Use a cotton swab in there and you’ll just be cramming more earwax into the deeper recesses of your hear-holes. That can mess with your hearing and give you a wicked headache. And what if the thing breaks? Look, just keep your ears clean and don’t worry about poking and prodding at them. And tweak down the volume on your headphones – you’ve got to take care of the entire ear, not just the goopy part.

Unique Names Day

If you want to give your kid a unique name, that’s up to you. But keep in mind, you will be subjecting your child to having to spell their name to everyone, and while the mixups at Starbucks (or whatever coffee shop will rule the future) will be hilarious, it’s still an extra chore that will grow old for them early in life.

Either that or you can just point your bat to right field and take a swing with all you’ve got. Name your kid Adolf – that may not be unique but he won’t have a lot of company at this time in history. Some of the strangest names of 2019? How about Kingmessiah – that’s not setting your kid up for a superiority complex. One family named their kid Manson, possibly because Adolf didn’t cross their minds.

Some people go for the weird spellings of names. Xxayvier made the list last year. While Khaleesi has been quite popular for the last few years (likely up until the penultimate episode of Game of Thrones), how about Chardonnay? Sure, she’ll likely be a drunk (and possibly a stripper!), but it’ll be a good story. Five girls last year were named Awesome.

Now I’m wishing I’d thought of that in 1997 when my kid was born. Chardonnay Awesome Schwartz. Sounds nice.

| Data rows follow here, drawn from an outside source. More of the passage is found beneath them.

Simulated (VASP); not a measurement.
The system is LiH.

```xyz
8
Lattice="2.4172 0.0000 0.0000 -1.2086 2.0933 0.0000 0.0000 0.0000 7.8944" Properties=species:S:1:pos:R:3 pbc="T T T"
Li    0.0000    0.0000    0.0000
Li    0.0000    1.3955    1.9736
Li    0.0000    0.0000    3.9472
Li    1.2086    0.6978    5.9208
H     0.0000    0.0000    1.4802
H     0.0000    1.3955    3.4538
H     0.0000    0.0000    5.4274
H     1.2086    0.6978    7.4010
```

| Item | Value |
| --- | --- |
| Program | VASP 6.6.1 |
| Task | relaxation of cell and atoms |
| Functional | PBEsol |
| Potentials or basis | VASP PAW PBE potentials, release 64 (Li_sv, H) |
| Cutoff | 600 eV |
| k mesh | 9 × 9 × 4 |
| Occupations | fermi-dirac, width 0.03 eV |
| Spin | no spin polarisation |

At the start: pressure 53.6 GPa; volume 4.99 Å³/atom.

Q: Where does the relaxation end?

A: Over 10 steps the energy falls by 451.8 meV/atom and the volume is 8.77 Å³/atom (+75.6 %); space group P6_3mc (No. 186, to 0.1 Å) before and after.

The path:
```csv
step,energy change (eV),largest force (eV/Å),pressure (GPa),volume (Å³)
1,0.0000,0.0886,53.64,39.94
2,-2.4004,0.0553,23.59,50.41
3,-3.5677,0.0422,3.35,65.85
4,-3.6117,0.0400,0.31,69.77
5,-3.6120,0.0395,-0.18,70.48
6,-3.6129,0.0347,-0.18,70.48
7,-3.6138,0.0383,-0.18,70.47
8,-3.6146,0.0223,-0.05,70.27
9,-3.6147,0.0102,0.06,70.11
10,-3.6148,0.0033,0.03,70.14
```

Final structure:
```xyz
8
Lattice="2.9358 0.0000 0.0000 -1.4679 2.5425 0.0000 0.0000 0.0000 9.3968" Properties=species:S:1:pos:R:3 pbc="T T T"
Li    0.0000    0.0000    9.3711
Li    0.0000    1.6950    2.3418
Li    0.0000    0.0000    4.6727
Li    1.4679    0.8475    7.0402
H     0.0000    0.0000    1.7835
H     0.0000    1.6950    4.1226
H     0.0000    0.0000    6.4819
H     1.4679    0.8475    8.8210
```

Today we’ve got a bit of an easier schedule:

  • National Pound Cake Day. We may not have pound cake on hand, but we have cake and I can shmush it really good.
  • Marching Music Day. Wow, after National Anthem Day I’m wondering if this is Shitty Music Week.
  • National Grammar Day. <looking two lines up> “WELL”. I can shmush it really well. Sorry.
  • Discover What Your Name Means Day. Sounds like fun.